The thing here is that any Tag can only have a single dash style in Sketchup and that style is either on or off. Instead of fixing that, the team decided that work should be done in Layout instead with overrides. Now that results in new possibilities, but a further splitting of the work that must be done between both apps.

I understand Eneroth concerns that in a collaborating workflow the presentation control should be held by the person working in Layout not the person working in Sketchup.

However that’s not true, in our office what we do is that we have the person working on presentations dealing with a model that imports the working models. That person creates the scenes and styles needed in that model and inserts it in Layout. So that person has a model that she controls, independently of the other models, and Layout viewports relate to that model.

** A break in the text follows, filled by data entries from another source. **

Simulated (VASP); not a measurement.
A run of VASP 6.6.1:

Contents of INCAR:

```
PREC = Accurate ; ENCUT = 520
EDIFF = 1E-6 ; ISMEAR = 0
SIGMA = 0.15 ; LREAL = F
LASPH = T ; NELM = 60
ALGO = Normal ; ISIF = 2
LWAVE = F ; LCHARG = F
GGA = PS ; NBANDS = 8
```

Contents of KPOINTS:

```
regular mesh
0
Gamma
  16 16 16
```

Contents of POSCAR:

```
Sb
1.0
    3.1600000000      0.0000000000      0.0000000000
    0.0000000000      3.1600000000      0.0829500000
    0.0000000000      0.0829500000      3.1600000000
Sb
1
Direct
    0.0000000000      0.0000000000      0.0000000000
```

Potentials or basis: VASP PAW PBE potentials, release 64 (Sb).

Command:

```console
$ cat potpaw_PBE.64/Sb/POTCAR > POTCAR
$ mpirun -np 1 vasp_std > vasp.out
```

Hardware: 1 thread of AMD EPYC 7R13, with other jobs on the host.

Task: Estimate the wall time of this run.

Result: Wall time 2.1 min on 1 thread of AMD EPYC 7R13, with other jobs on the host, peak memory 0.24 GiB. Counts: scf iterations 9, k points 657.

What we need in sketchup is powerful ways to present the model and export it into the multiple formats Sketchup allows. Layout should be used for drafting, annotation and CAD/Illustrator workflow. It’s Sketchup’s paperspace. A degree of fine tuning in Layout as what we have right now with turning on/off tags and tag line styles is only useful some times. I have not used any of these features since they came out as my old workflow is still more consistent and efficient than what can be done right now.

It still is cumbersome because of Layout speed and bad exports to DWG and I still can’t avoid stacking viewports. Until I can, and speed and DWG are fixed I see no real progress, though I can see that the team is worried about the right things.